I was going to discuss the material in the following article in Biography---Part 2 but decided instead that the subject needed its own article. This information is edited from an email that I wrote to a friend back in December 2006.
When I was a child, I was called Patricia. Some of my friends at school called me Pat. Family has always called me Patricia. When I left home at 19, I became Pat and stopped using Patricia.
Patricia was a shy, abused child, scared of everyone and everything. Patricia was afraid of attention and starved for it at the same time. Patricia blended in. Patricia never had any opinions of her own.
Pat was a young adult, making her own decisions, living her life the way she wanted to for the first time in her life. Nobody was ever going to abuse Pat or tell her what to do again. Pat walked away from the abuse. She didn't deal with the way it affected her life. She would pretend that her family and childhood were normal.
When my husband, children and I moved to Hot Springs, Arkansas in October 1988, I knew it was time to work on me. In January 1989, I picked up a newspaper and found my first Adult Children of Alcoholics (ACA) meeting and soon after started going to Al-Anon meetings as well, trying to understand my dad, my mom and myself. My dad and grandfather were both alcoholics. I worked on finding out who I was and what made me happy, angry, sad, and hurt for 10 years. The ACA group that taught me so much about alcohol and myself dissolved through lack of members a few years before I quit going to Al-Anon. I still called myself Pat instead of Patricia. I still had not reconnected with who Patricia was.
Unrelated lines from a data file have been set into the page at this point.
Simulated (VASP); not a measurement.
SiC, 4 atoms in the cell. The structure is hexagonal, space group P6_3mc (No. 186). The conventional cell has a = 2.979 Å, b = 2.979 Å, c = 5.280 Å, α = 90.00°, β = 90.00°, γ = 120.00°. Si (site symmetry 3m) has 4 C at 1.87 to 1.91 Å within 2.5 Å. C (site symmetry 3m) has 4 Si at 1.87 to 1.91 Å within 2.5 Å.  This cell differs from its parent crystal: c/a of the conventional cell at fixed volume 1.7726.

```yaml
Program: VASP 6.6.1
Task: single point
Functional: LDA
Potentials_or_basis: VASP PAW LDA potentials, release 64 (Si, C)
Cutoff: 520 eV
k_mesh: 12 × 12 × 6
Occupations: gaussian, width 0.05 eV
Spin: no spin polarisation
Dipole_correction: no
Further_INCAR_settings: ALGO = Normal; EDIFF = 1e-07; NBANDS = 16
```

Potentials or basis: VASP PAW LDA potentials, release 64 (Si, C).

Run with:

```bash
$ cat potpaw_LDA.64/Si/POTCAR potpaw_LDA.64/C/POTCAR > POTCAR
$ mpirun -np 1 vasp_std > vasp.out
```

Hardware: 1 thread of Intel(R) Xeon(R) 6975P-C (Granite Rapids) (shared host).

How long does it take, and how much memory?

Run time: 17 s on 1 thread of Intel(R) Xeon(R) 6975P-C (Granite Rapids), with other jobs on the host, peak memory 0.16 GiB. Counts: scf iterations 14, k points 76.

After I stopped going to Al-Anon meetings, I found a church and began to explore my relationship with God. As I looked at who my image of God was, I found myself on a whole other level. Through the Unity church and the friends that I made there, I began to remember the beliefs that I held as a child. I always knew that God was a part of who I was. Baptist and Assembly of God churches that I went to as a child, didn't tell me that. I just knew. Even during the abuse when I told myself that God had turned his back on me, in my heart, I knew that God was there enabling me to grow through and beyond the abuse.
About 2 years ago, I decided it was time to become Patricia again. This Patricia is the whole me, childhood experiences and memories and also the adult Pat with all of her hard work, experiences and wisdom. I have discovered that there are still some people that I don't want to call me Patricia so sometimes I still introduce myself as Pat instead of Patricia. I think it is a sign of trust to allow certain people to call me Patricia. Some of my friends still call me Pat. I haven't insisted that they suddenly start calling me Patricia. I can't tell you exactly what shifted in me 2 years ago when I decided to be called Patricia again. It just felt right. So, please call me Patricia.